Plan panel seeks 18% hike in budgetary support, FM offers 12%
January, 27th 2011
The finance ministry has offered only a 12% increase in the budgetary support to the central plan for the coming fiscal against the Planning Commission's demand for an 18% hike.
The plan panel sought higher support, citing increased requirement for the flagship schemes, particularly MGNREGA, or Mahatma Gandhi National Rural Employment Guarantee Act .
The North Block, constrained by its compulsion to return to fiscal consolidation and additional expenditure due to higher subsidy outgo, is finding it difficult to find funds to meet the expectations of the plan panel.
"(The) finance ministry has offered a 12% increase, (and) given the near-8% inflation (it translates into) a real increase of only 4%," said a government official privy to the discussions.
Such an increase will take the total gross budgetary support, or GBS, to the central plan to about 314,000 crore, against 280,600 crore last year.
GBS is the amount sanctioned by the finance ministry for the central plan. Central, or annual plans, are essentially the five-year plans broken down into five annual installments.
The wrangling over the GBS for next fiscal is almost a repeat of last year's scenario where Planning Commission demanded an 18% increase but eventually only got only 11.4%.
However, with the 2011-12 being the terminal year of the 11th Five-Year Plan the commission wants a higher support to prevent work under some schemes from spilling over to the next plan.
Also, the commission needs extra funds to step up allocation for the flagship rural employment scheme MGNREGA, the wages of which have been linked to inflation from the new calendar year.
In the current year this will itself mean an increase in remuneration for the MGNREGA work in the range of 17% to 30%, requiring a much higher allocation than the 40,100 crore budgeted in the current year. Although, only 24,000 has been utilised so far in the current fiscal the total outgo due to increase in wages could be substantially higher and therefore provisioned for.
Delivering on the right to education and food security promise will also require a much higher allocation.
The food security act is expected to be rolled out from the next fiscal. Even a curtailed plan that was suggested by a committee set up to study the bill drafted by the UPA chairperson-led National Advisory Council involves a food subsidy outlay of 85,584 crore against the 55,578 crore budgeted in the current year.
The commission had earlier suggested implementing food security act from the 12th plan as funds will have to be diverted from existing schemes in the current plan to fund it.

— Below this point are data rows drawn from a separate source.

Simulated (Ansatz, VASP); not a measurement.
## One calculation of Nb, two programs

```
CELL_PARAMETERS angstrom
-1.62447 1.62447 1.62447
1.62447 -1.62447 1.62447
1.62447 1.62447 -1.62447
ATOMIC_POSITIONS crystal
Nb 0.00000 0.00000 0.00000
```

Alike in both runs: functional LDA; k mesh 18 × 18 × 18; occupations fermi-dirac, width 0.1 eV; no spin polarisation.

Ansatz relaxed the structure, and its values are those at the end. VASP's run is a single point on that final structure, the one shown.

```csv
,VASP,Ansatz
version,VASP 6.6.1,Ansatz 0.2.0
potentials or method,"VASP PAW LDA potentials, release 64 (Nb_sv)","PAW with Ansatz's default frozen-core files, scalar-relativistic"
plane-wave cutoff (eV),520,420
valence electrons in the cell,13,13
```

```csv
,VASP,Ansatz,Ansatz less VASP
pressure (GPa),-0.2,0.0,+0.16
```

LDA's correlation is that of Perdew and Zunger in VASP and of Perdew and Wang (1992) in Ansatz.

Finance ministry has its own compulsions and may not be in position to step up allocation sharply. The ministry has committed to a fiscal deficit of 4.8% of the GDP in the current year and there is no one-time bonanza expected in the next financial year akin to the auction of spectrum that fetched more than 1 lakh crore in the current year. So, it would be largely relying on revenue buoyancy and proceeds from disinvestment.